In a recent tweet, Gavin Andresen claimed that Bitcoin may have been “hijacked” by Blockstream.
More plausible: btc was hijacked by a corporation named Blockstream, by hiring key developers and heavily censoring discussions.
But I don’t believe either of those narratives; it is sad the community split into spiteful, warring factions.
— Gavin Andresen (@gavinandresen) May 26, 2020
Andresen started working on Bitcoin in 2010 and was the main developer of the Bitcoin Core client software after the disappearance of Satoshi Nakamoto. In 2012 he founded the Bitcoin Foundation and some even speculated that he is the one hiding behind the pseudonym of Satoshi.
However, since February 2016 he stopped contributing to the development of Bitcoin Core and opposes the decision of not increasing the capacity of the blocks. Since 2017 he has been involved in the Bitcoin Cash project, claiming that it is a continuation of the project he had been working on since 2010.

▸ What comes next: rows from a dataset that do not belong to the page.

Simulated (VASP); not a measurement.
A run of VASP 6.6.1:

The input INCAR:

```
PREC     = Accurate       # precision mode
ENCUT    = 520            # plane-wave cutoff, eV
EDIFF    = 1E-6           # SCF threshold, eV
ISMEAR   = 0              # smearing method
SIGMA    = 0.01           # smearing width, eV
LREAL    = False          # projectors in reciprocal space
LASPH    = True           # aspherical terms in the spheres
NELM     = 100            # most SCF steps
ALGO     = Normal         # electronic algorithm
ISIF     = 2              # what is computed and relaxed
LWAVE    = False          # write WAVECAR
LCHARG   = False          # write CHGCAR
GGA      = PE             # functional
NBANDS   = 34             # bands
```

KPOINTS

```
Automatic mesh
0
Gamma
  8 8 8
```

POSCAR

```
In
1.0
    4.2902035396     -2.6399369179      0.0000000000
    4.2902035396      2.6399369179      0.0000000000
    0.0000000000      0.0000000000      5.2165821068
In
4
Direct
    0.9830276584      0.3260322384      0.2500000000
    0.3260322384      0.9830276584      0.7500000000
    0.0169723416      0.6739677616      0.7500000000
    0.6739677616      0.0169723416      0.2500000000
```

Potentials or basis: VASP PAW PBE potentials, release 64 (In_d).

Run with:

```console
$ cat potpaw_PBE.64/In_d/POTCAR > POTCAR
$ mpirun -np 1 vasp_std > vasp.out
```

A few days ago, HRF’s Chief Strategy Officer, Alex Gladstein, shared and commented very critically on a tweet from Andresen in which Gavin claimed he was proud not to have a Bitcoin full-node.
Bitcoin vs. Bitcoin Cash
Bitcoin (BTC) and Bitcoin Cash (BCH) supporters are divided into two factions, often in stark opposition to each other, disagreeing on the principles behind Bitcoin.
In particular, BCH supporters argue that over the years the Bitcoin project has increasingly deviated from Satoshi Nakamoto’s original goals and that Bitcoin Cash is the true legacy of that original project.
Meanwhile, BTC supporters argue that BCH is just a clone created for commercial purposes and is in fact another project, completely separate from Bitcoin.
Andresen contributed to this diatribe with his tweet, declaring:
“More plausible: BTC was hijacked by a corporation named Blockstream, by hiring key developers and heavily censoring discussions. But I don’t believe either of those narratives; it is sad the community split into spiteful, warring factions”.
This tweet in fact addresses a hypothesis launched by Gladstein, according to whom in 2017 miners and some companies, that together accounted for 83% of the hashrate, failed in an attempt to hijack the Bitcoin project by imposing the doubling of the capacity of the blocks because they could not overcome the defence system constituted by the full-node.
That failure gave rise to the Bitcoin Cash project, in which the capacity of the blocks was first doubled and then increased to eight times that of BTC. Additionally, it also gave rise to the deep rivalry between the supporters of the “old” BTC, and those of the new BCH.
In response to Gladstein’s tweet claiming that this was an unsuccessful attempt to hijack Bitcoin in 2017, Andresen speculated that it would be more plausible in his opinion that it was Blockstream that hijacked the Bitcoin project over the years.
However, the conclusion of Andresen’s tweet, expressing regret about the real war between factions that has started between BTC’s and BCH’s supporters, gives a good idea of how this conflict has now bored many people, as it doesn’t seem to be bringing real benefits to anyone.
Competition is certainly useful and there should be some, but when competition turns into war, perhaps even violent, it ceases to be useful and tends to become deleterious.